No one could be censured for using it; a duel was a matter of honour, and as such, was only subject to the personal feelings of the men concerned, Still, even if the Herz-stosz has been used, the opponent still remains (though dead) and can at least have a dignified burial. After being shot down in flames, on the other hand, nothing is left.
The tradition of duelling, whether in the air or on earth, is now prohibited by law, but it survives in a certain form among reviewers of books or musical and dramatic performances. Faced with what he regards as a really bad production, the critic feels it his duty (and also clearly all too often a pleasure) to give it a Herz-stosz, or even to shoot it down in flames. To read such reviews gives an unpleasant feeling, and I have never come across them in Japan. Of course, my experience is limited, but on this point I believe that the Japanese attitude is much more civilized: if a thing is bad, they just ignore it rather than display bad taste in vilifying it.
It can be otherwise here. I have read a review in a science journal of a newly published book on physics. The reviewer pointed out three mistakes, added that there were a number of others, and concluded: ‘In short, this is a bad book, and I do not advise anyone to buy it.’ That was a real heart-thrust, after three minor wounds.
As an example of shooting down in flames, I can quote a recent review (in a top-ranking journal) of a translation of a French book on Ancient Greece. The reviewer was given a page and a half, as the original French work was, as he pointed out, of great importance and value. In the first half of his review he discussed its contents in appreciative terms. Then he trained his guns, anti-aircraft guns, on the translators.

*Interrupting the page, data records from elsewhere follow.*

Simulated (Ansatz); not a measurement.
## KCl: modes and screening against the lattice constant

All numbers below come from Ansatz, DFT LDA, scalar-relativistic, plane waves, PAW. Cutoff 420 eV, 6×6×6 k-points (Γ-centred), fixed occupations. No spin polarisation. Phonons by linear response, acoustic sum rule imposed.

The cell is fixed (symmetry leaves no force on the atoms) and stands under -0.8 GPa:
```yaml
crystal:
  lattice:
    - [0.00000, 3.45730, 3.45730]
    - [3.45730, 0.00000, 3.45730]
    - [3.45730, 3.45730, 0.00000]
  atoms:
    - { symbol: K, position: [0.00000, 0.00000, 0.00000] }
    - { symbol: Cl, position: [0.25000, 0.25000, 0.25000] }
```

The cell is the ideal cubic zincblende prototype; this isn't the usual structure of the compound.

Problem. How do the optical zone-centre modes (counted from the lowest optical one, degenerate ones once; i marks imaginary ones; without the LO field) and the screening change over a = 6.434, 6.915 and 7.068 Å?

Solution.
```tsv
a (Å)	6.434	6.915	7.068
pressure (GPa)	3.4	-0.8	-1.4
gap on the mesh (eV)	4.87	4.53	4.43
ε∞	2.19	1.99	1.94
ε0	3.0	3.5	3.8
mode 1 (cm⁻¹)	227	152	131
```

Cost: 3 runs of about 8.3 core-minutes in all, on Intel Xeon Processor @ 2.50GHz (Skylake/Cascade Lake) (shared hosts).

He begins by quoting a sentence of the original, from page 2 of the preface, which describes a modern ethnologist as completely at home in ancient Greece. The French continues: ‘à la façon d’un ethnologue qui, parti dès l’âge d’homme lointaine explorer une terre Mointaine, ne l’aurait plus jamais quittée at en comprendrait tout le people’, and the reviewer gives his own correct translation of the passage: ‘like an ethnologist who went off to a distant country as soon as he grew up, and never left it.’ In this book, he continues, this appears as ‘like an ethnologist who, beginning with the dawn of civilization, sets out for a distant land, he would never abandon his quest.’ The reviewer comments sarcastically, that this mistranslation contains two appalling mistakes, such as one might find in a high-school student’s work. (‘As soon as he grew up’ has become ‘since the dawn of civilization’, and ‘never left it’ has become ‘would never abandon his quest’.)
Then the reviewer lists seven blunders in translations of single words and phrases, such as ‘guérisseurs’, translated as ‘warriors’ when it should be ‘healers’. He is right, certainly, that this is a high-school blunder; the word ‘guerre’ is the well-known French word for war, and ‘guerrier’ is a warrior. The translators have confused this with the entirely different word ‘guérir’ meaning to heal, with its derivative ‘guérisseur’, a healer.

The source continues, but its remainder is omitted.